We Don’t Share the Same Fitness Values

I’ve grown tired of posting about fitness. What started as an exciting journey of exploration and sharing has become one battle after another. The debates never end. The name calling. My guru is better than your guru. This study showed this and that study showed that. Make it stop.

Why is there so much disagreement when it comes to strength training? If there is one fitness truth, then over a long enough time frame a consensus should develop. I took a step back and reassessed the problem. My feeling is this all comes down to values.

We all have our own fitness values and we establish goals and strategies that align with our values. When we view or hear information that conflicts with our views, the fitness debates commence. We rush to find evidence to support our view that we are right. But we rarely step back and ask if our values are the same. It is assumed that they are. But they often are not.

argue

Photo by the rik pics

Building strength can mean different things to different people. It could be gaining mass, increasing a personal record in a lift or applying that strength to a skill outside the gym. Numbers are important to some and meaningless to others. A technical lift performed to perfection might be the driving force for one lifter and scorned as a risky way to demonstrate strength to another. What a scrawny kid values will be different than an in-season athlete or an older adult looking to prevent a health decline as they age.

My values in fitness have changed in the 20+ years I’ve been lifting weights. It all started with the desire to gain muscle. Size was the prize. After my beginner gains, numbers helped define my fitness values. I needed to lift so many times per week and I wanted to lift progressively more pounds. Just as the quest for size kept me in the gym, so did the numbers. As I got older I began to view my health with a longer time horizon and I made safety my primary fitness value.

One of the most popular posts on this site is I No Longer Give a Squat About the Squat. After three years I eventually shut the comments off on that post. I was arguing that the squat should be avoided and replaced with safer exercises. This lines up perfectly with my fitness values, but not the majority of lifters. Many value seeing the progress they make week by week as they push up more and more pounds. It is their driving force.

gym-whiteboard

My home gym white board from about 10 years ago. Back then numbers kept me motivated.

The squat post is just one of many on this site where the real debate is not about methodology, but our different fitness values. I can mock the brotards, because I see them taking unnecessary risks, but those risks might be their sole motivation for going to the gym. Who is right? Who is wrong? The way I’ve answered this question personally is that it really doesn’t matter who is right. What is important is the consequences if we are wrong.

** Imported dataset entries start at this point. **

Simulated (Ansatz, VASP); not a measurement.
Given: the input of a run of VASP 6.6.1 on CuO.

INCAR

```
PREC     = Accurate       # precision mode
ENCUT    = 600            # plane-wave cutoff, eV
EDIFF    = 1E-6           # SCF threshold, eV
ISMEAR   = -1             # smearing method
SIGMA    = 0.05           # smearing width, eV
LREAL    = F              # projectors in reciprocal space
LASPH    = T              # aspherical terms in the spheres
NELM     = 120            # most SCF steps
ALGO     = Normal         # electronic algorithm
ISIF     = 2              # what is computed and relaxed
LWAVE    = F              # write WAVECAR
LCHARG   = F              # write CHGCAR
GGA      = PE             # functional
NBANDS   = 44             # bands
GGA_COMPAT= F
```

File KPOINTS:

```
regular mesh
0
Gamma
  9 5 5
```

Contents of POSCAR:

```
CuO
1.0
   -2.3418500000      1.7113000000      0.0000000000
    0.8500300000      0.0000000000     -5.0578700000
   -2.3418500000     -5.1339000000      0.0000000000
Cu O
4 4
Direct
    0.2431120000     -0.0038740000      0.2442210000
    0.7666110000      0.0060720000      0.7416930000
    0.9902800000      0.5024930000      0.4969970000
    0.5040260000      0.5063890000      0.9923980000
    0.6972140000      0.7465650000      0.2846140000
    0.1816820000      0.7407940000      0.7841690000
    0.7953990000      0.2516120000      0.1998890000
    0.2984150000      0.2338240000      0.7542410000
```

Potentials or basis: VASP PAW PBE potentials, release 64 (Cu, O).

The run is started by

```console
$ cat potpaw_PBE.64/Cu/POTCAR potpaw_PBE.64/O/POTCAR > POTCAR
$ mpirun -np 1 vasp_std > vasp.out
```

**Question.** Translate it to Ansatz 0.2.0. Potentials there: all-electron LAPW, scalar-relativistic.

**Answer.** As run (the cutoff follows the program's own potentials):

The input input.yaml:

The problem with me blogging about fitness is that unless the reader is somewhat regular, they won’t understand my values and project their own onto what I’m sharing. They will visit a blog post that has a somewhat contrarian view that is rooted in values they do not have. And they won’t like what they have read or skimmed. At that point they can attack me in my comments or from another site. I can respond and try to explain myself better, which I have done now for years. But it gets old.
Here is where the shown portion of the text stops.